How to get started with TensorFlow Lite for Microcontrollers

In the summer of 2022 I was selected to participate in the Google Summer of Code (GSoC) under TensorFlow. While trying to build my first project, I quickly realized that there weren’t many good beginner practical guides for using TensorFlow Lite for Microcontrollers. For this blog I hope to somewhat remedy that by introducing TFLite for Micro and how you can get started on your journey with the tool. As I plan to improve this blog or create more content in the future, please leave your feedback in the comments! Happy Hacking!

The tutorial in a nutshell

1. Decide on an idea

2. Decide on the components

3. Collect data and train a Machine Learning model

4. Build the application code

5. Conclusion

Before we go ahead, it’s good to learn some definitions.

1. TensorFlow: TensorFlow is a free, open-source software library for machine learning and artificial intelligence. It works well for backend and PC inference.

2. TensorFlow Lite: TensorFlow Lite is a set of tools that enables on-device machine learning by helping developers run their models on mobile, embedded, and edge devices.

3. TensorFlow Lite Micro/TinyML: TensorFlow Lite for Microcontrollers is a library designed to run machine learning models on microcontrollers and other devices with only a few kilobytes of memory. It doesn’t require operating system support, standard C or C++ libraries, or dynamic memory allocation.

1. Decide on an idea

Firstly, you’ll need to come up with an idea for a project. Say you want to build your own smart shoes that can track your daily activity or a smart water bottle that tracks how much water you have had throughout the day and automatically notifies you to drink more water.

Once you come up with an idea, try to answer this question: Is ML really needed here?

2. Decide on the components

Once you have a clear idea for your project, it’s time to figure out how to execute it. Say you want to build a smart glove that can detect complex gestures. You’ll either need flex sensors and an accelerometer or a camera.

This tutorial will demonstrate a simple gesture detector using an ESP32 microcontroller. The sensor of choice that I’m going to use is an MPU6050. It consists of a three-axis accelerometer and a three-axis gyroscope. The data from the accelerometer will be used to detect a simple shoot gesture.

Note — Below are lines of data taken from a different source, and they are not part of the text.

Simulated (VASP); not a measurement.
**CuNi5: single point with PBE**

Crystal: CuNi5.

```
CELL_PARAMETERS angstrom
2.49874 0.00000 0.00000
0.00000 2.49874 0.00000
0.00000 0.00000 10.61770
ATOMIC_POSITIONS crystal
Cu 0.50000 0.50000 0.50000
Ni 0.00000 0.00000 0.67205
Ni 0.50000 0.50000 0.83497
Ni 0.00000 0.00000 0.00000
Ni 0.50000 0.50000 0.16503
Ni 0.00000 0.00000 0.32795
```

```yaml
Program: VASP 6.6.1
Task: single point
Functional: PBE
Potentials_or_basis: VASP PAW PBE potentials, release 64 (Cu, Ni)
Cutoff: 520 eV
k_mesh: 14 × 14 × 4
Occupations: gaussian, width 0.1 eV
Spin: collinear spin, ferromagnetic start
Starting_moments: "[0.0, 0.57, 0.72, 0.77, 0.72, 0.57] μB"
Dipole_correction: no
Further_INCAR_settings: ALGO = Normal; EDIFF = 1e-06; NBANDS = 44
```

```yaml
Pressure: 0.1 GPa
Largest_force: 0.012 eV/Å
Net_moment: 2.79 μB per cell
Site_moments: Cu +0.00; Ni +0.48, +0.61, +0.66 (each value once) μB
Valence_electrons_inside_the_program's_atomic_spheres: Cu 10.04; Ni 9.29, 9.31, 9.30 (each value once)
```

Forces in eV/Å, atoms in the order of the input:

3. Collect data and train a Machine Learning model

3.a Installing the Adafruit_MPU6050 library

First you will need the Arduino IDE installed. Next, under the Tools section, click the Manage Libraries, search for Adafruit MPU6050, select the Adafruit MPU6050 library and click Install

3.b Wiring

Wiring

Connect board VCC to ESP323V3
Connect board GND to ESP32GND
Connect board SCL to ESP32SCL (GPIO 22)
Connect board SDA to ESP32SDA(GPIO 21)

3.c Basics of the Adafruit_MPU6050 library

The Adafruit_MPU6050 library is a library that allows you to interface with the MPU6050 sensor via a microcontroller’s i2c bus. The basics.ino file logs the accelerometer and gyroscope data onto the serial monitor.

//basics.ino

/* including header files */ 
#include <Adafruit_MPU6050.h>
#include <Adafruit_Sensor.h>
#include <Wire.h>

/* instantiates an object of the 'Adafruit_MPU6050' class */
Adafruit_MPU6050 mpu;

void setup(void) 
{
    Serial.begin(115200);

    while (!Serial) 
    {
        delay(10); 
    }

    /* Try to initialize! */
    if (!mpu.begin()) 
    {
        Serial.println("Failed to find MPU6050 chip");
        while (1) 
        {
            delay(10);
        }
    }

    mpu.setAccelerometerRange(MPU6050_RANGE_16_G);
    mpu.setGyroRange(MPU6050_RANGE_250_DEG);
    mpu.setFilterBandwidth(MPU6050_BAND_21_HZ);
    Serial.println("");
    delay(100);
}

void loop() 
{
    /* Get new sensor events with the readings */
    sensors_event_t a, g, temp;
    mpu.getEvent(&a, &g, &temp);

    /* Print out the accelerometer values */
    Serial.print("AccelX:");
    Serial.print(a.acceleration.x);
    Serial.print(",");
    Serial.print("AccelY:");
    Serial.print(a.acceleration.y);
    Serial.print(",");
    Serial.print("AccelZ:");
    Serial.print(a.acceleration.z);
    Serial.print(", ");
    
    /* Print out the gyroscope values */
    Serial.print("GyroX:");
    Serial.print(g.gyro.x);
    Serial.print(",");
    Serial.print("GyroY:");
    Serial.print(g.gyro.y);
    Serial.print(",");
    Serial.print("GyroZ:");
    Serial.print(g.gyro.z);
    Serial.println("");
    delay(10);
}

3.d Choosing a threshold value

We only need the accelerometer data to train the model and also, we don’t want inference to run all the time. Open up the serial plotter and use the below code to figure out a threshold value above which the inference will be called.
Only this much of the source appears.